-------------------------------------------------------------------------------
help for skewplot
-------------------------------------------------------------------------------

Skewness plots 

        skewplot varname [if exp] [in range] [, skew by(byvar) missing
                 scatter_options]

        skewplot varlist [if exp] [in range] [, skew scatter_options]


Description

    skewplot produces by default a plot of the midsummary versus the spread
    for the variables in varlist, also known as the mid versus spread plot.
    With the skew option, it produces a plot of the skewness function versus
    the spread function. Such plots convey both the general character and the
    fine structure of the symmetry or skewness of data sets, and can be used
    to compare distributions or to assess whether transformations are
    necessary or effective.


Remarks 

    Order n data values for a variable x and label them such that x_(1) <=
    ... <= x_(n). In a perfectly symmetric set of data, the midsummaries

        (x_(1) + x_(n)) / 2, 
        (x_(2) + x_(n - 1)) / 2, 
        etc. 

    would all be identical, and equal to the median. A plot of each
    midsummary

        (x_(i) + x_(n - i + 1)) / 2

    versus each difference or spread or quasi-range

        x_(n - i + 1) - x_(i) 

    would yield a horizontal straight line. Conversely, skewness in sets of
    data will be reflected by departures from horizontality.
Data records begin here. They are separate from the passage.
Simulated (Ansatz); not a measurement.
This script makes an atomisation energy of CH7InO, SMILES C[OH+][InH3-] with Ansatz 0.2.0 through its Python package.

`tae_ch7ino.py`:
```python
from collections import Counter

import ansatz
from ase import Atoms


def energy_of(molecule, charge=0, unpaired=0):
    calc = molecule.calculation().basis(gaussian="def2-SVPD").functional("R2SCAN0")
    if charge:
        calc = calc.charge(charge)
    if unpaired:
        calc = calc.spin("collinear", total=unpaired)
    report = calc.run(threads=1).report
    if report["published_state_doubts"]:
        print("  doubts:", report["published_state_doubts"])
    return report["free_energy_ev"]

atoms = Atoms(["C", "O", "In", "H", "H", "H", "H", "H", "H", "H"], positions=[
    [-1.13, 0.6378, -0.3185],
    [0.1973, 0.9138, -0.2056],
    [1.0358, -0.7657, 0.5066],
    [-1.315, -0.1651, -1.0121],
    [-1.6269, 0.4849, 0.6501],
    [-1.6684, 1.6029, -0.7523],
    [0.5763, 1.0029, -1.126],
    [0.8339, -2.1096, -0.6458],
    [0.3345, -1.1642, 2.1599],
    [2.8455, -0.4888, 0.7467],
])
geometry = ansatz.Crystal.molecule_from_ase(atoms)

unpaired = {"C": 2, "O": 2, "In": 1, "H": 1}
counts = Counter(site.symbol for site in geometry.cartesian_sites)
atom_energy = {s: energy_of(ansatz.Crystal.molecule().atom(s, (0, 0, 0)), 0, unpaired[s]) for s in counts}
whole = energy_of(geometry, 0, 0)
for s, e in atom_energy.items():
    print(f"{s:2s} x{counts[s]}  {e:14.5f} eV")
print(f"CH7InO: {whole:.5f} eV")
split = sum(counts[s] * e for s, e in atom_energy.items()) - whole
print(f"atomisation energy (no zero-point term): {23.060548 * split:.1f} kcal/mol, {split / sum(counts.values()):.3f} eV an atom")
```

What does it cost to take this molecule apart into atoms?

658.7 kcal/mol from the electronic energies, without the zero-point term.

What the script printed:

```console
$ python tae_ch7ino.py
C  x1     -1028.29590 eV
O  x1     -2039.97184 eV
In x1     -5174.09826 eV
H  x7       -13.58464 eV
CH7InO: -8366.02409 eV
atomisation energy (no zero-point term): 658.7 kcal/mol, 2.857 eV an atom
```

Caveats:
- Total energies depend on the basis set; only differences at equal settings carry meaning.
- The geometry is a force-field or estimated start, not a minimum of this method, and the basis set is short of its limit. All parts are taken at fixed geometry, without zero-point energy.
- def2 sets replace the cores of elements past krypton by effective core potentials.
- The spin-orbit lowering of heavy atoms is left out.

    Apart from the divisor of 2, this plot was suggested by J.W. Tukey (Wilk
    and Gnanadesikan 1968). See also Gnanadesikan (1977 or 1997, Ch.6.2) or
    Fisher (1983). The form used here and the name `mid versus spread plot'
    are found in Hoaglin (1985). It is usual to plot only that half of the
    sample results for which spread is >= 0.

    The skew option produces an alternative form promoted by Benjamini and
    Krieger (1996, 1999). The identity

        x_(n - i + 1) = median  

                      + (x_(n - i + 1) - x_(i)) / 2 

                      + (x_(i) + x_(n - i + 1) - 2 * median) / 2 

                      = median + spread function + skewness function    

    for x_(i) in the lower half of the sample leads to a plot of the skewness
    function versus the spread function, known as the skewness versus spread
    plot. Note that the skewness function is midsummary - median, and will be
    constant and zero for a perfectly symmetric distribution, and that the
    spread function is half the spread of the mid versus spread plot.

    In addition, the ratio of the skewness and spread functions or

        x_(i) + x_(n - i + 1) - 2 * median
        ----------------------------------                        
              x_(n - i + 1) - x_(i)

    is a measure of skewness (in the traditional sense) originally suggested
    for quartiles by Bowley (1902) and generalised to this form by David and
    Johnson (1956). It varies between -1 and 1. A similar general measure was
    used by Parzen (1979). Graphically this measure is the slope of the line
    connecting (0,0) and each data point.

    See Benjamini and Krieger (1996, 1999) and Groeneveld (1998) for concise
    reviews tracing such ideas from late 19th century antecedents to recent
    work and further details on the interpretation of the skewness versus
    spread plot.


Options 

    skew specifies the skewness versus spread plot, not the default mid
        versus spread plot.

    by(byvar) specifies that calculations are to be carried out separately
        for each group defined by byvar. by() is allowed only with a single
        varname.

    missing, used only with by(), permits the use of non-missing values of
        varname corresponding to missing values for the variable named by
        by(). The default is to ignore such values.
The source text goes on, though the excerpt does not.